Sweet Potato & Pineapple Korma Recipe
Introduction
This Sweet Potato & Pineapple Korma is a delightful blend of creamy coconut milk, fragrant spices, and the natural sweetness of pineapple and sweet potatoes. It’s an easy, comforting vegetarian dish perfect for a weeknight dinner or casual gathering.

Ingredients
- 2 tbsp Korma paste
- 2 sweet potatoes, peeled and cut into large chunks
- 400g tin coconut milk
- 400g tin pineapple chunks
- Water (as needed)
- Fresh coriander (to garnish)
- Naan bread (to serve)
Instructions
- Step 1: Heat the korma paste in a large pan over medium heat, then add the sweet potato chunks. Toss them well to coat the potatoes evenly with the paste.
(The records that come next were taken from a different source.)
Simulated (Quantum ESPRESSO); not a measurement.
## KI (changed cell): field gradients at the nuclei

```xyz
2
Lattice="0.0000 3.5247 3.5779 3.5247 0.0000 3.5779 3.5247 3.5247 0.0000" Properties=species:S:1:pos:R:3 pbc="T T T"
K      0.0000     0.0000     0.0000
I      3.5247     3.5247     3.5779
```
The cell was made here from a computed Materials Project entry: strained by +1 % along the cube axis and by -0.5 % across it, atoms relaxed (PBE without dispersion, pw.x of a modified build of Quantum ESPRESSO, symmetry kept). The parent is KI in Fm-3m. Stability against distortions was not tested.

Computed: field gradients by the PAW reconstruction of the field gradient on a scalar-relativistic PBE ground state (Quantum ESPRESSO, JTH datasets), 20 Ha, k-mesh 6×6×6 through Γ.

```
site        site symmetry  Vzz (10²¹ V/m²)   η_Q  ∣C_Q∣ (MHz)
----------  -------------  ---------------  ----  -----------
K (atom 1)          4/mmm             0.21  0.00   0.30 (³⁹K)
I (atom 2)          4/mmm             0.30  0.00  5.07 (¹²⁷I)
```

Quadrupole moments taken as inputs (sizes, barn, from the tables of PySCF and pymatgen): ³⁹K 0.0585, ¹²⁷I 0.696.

- Step 2: Pour in the coconut milk and enough water to just cover the sweet potatoes. Bring to a simmer and cook for about 15 minutes, or until the sweet potatoes are tender when pierced with a fork.
- Step 3: Add the pineapple chunks, stir gently, and simmer for another 2 minutes to heat through.
- Step 4: Season the korma with salt and pepper to taste. Scatter fresh coriander over the top before serving.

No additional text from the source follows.